Efforts to integrate the various companies of Platform-A (NYSE: TWX) over the past year haven’t gone far enough, AOL global ad chief Jeff Levick told paidContent. And while the Platform-A brand might stick around, at least for the time being, some of the names of the units might not, Levick implied, as he talked about various ways of instilling greater cohesion at the company. He spoke about the changes on the ad side, including the removal of most ads from the AOL home page, and how it fits in with the new corporate strategy from AOL CEO Tim Armstrong, Levick’s former Google (NSDQ: GOOG) colleague.
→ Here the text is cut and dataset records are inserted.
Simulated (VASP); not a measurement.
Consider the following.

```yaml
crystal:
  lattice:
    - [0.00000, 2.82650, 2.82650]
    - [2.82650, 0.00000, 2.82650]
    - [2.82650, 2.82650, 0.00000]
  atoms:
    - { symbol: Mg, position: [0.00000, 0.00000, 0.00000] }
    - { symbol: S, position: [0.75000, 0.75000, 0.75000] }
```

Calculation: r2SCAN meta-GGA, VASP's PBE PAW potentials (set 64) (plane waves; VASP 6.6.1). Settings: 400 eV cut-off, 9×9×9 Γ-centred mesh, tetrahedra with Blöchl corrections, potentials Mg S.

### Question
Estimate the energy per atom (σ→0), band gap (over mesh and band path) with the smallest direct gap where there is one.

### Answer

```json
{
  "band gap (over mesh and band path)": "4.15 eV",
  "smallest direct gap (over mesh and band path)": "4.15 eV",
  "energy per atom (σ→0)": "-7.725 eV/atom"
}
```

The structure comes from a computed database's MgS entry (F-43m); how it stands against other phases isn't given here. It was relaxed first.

—Solving display: Apart from the wider industry ad pullback in display, AOL’s weakness in the space has been due to its limited scope, Levick said. “We want to be the world’s biggest platform for display advertising. The way to do that is to open it up to all advertisers and publishers large and small. Ad.com’s growth is limited to our ability to strike exclusive relationships with publishers and to work directly with advertisers. We want to have a self-service interface, so people who access display advertising can do that through Ad.com ... Today, the business has been limited to large advertisers and ad agencies. We want to open that up. And besides, if you’re going to do something, you might as well go big.” In other ad moves, Levick pointed out that all advertising inventory has been removed from the home page, except for one spot, saying that one of the best ways to attract advertisers is to ensure a better user experience. Separately, Armstrong’s 100-day staff memo also amplifies the reduction of inventory elsewhere, highlighting that roughly
60 percent of MapQuest’s ads have been removed from “some important pages.”
—Platform-A here to stay (for now): It would be an understatement to say that AOL’s advertising operations have had a great deal of upheaval since it formed Platform-A in late 2007 to house a panoply of ad acquisitions. But Levick suggested that some advertisers and agencies may find the current structure unwieldy. When asked if Platform-A would be abandoned as a brand, Levick said that there have been no decisions one way or the other.
—Getting holistic: The same was true when it came to whether the current brand names like behavioral targeter Tacoda or contextual targeter Quigo would continue, and he was particularly resistant to say definitively which was he was leaning or when a final decision could be expected. “It’s definitely something that we’re looking at,” he said. “The overarching goal is to make sure we are the easiest company to work with for advertisers and agencies. I think it’s less about what we call ourselves and more about what we deliver. I don’t want to get hung up on nomenclature.” In general, Levick and Armstrong are promising to take all of AOL’s far-flung businesses and make them more complementary. But achieving “holistic-ness” has has been a constant goal at AOL—a goal that has been thwarted just as often has it has been promised.